Colours

Archaic Colours

Our colour palette for Jocasta’s website consists of interchangeable bright blue and red tones. This chromatic choice was not accidental. Greek temples and sculptures have been preserved till nowadays in a radiant white – a special characteristic of the precious marble quarried throughout Greece that has the quality of reflecting the blinding brightness of the Greek light. The white quality of Greek sculpture was exalted as the artistic instantiation of the sublime and the pure undifferentiated ideal beauty, distinctive from painting and mere decoration, in the neo-classical aesthetics of the 18th century (e.g. Winckelmann, Lessing cf. later Hegel and even later Pater). This aesthetic appreciation of the white colour was implicitly manipulated inter alia as the ideological basis for the justification of the supremacy of white skin–and by extension race–concurrently and in the following centuries. The spectre of the fragmented white marble ruins is still haunting the 20th- and 21st-century culture leading to the ancient Greek world being less represented than the Roman in contemporary mass media such as cinema partially due to its connotations with exclusionary intellectualism.

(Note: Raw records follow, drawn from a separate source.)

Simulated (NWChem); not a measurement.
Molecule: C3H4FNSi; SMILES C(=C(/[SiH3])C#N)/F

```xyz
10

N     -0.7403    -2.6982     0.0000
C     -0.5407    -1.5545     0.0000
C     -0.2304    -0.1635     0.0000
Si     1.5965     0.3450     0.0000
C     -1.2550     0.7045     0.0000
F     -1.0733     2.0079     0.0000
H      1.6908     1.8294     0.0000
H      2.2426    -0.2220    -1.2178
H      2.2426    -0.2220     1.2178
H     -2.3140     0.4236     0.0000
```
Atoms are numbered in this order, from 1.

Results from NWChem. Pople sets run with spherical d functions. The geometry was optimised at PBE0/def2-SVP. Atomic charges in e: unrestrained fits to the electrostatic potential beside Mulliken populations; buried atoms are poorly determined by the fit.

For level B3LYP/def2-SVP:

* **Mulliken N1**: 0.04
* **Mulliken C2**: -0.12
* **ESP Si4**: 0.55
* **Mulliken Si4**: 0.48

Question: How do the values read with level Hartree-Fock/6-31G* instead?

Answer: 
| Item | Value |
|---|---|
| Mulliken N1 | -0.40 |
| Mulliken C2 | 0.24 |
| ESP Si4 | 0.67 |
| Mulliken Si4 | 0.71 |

Modern scientific methods and technological advances have contributed to the unravelling of a distilled uniform visual imagery of Ancient Greece suggesting the potentiality of colour existence on marble surfaces. This overwhelming and debatable colourful reconstruction of the ancient world incites us to re-negotiate our notion of classical aesthetics and rethink to what extent our conceptualisation of Greek antiquity is a modern construal. Inspired from the exhibition organized by the Acropolis Museum on the reconstruction of the colours of archaic sculptures in 2012, we have selected the recurrent in chromatic restorations bright blue and red as the basic colours of Jocasta’s website. In this direction, we hope that, through the project’s multilateral research activities, the plurality of voices inherent in the Classical Reception will emerge, pointing not to a static one-dimensional monochromic surface but to a dynamic divergent mosaic.